Billy and Whitey Bulger: The Brothers Follow a South Boston Tradition
The arrest of Whitey Bulger put South Boston on the front page of newspapers across the country. As a result, it caused renewed interest in the tale of the two brothers, Whitey Bulger and Billy Bulger. Furthermore, it showed how their story represents the story of South Boston.
The tale is fascinating because the destinies of the two brothers diverge so widely. Billy rises to power by following the rules, while Whitey by breaking them in very intelligent ways. On the surface, the Bulger story is one of good brother vs bad brother. That dynamic goes back to Cain and Abel in the Old Testament.
It’s a well-established tradition in South Boston, where it was often said that if a mother had three sons, one would be a politician, another would be a mobster, and the third would be a priest.
The Boston Globe Spotlight Series Sheds Light on the Bulgers’ Lives
Back in 1988, the Boston Globe produced an in-depth Spotlight series called The Bulger Mystique. It provides a very interesting look into South Boston and the lives of Billy and Whitey:
Eddie and Knocko McCormack
Before the Bulgers came the equally famous McCormack bothers from South Boston. John William McCormack had a successful career as a politician, serving as Speaker of the House of Representatives from 1962 to 1971. He was a devout Catholic, a devoted husband and well respected in his community.

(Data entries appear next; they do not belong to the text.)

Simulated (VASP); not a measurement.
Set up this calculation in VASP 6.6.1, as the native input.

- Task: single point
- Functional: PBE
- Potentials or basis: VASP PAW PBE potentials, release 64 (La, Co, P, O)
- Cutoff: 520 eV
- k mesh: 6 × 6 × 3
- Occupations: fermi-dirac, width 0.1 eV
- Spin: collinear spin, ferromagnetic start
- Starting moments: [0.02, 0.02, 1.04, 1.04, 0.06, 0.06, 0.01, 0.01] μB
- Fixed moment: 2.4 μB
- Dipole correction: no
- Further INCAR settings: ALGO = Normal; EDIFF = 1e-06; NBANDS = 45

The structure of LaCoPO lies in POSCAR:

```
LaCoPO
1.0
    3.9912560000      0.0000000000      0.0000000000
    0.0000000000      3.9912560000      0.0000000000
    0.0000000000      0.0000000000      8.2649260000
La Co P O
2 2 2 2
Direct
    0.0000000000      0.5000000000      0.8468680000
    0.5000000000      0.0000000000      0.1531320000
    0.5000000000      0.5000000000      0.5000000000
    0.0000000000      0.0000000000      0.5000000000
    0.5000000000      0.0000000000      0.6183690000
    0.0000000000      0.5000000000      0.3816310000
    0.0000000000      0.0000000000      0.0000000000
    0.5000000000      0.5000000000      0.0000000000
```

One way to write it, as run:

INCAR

His brother was Edward Joseph ‘Knocko’ McCormack, bar owner and one of South Boston’s biggest bookies. In an interesting twist, Knocko’s nephew Eddie McCormack Jr. became Massachusetts Attorney General. In 1962, Eddie ran against Ted Kennedy in the Democratic primary for a U.S. Senate seat. He was defeated by Kennedy. The Boston Globe describes that race in its in-depth series about Ted Kennedy.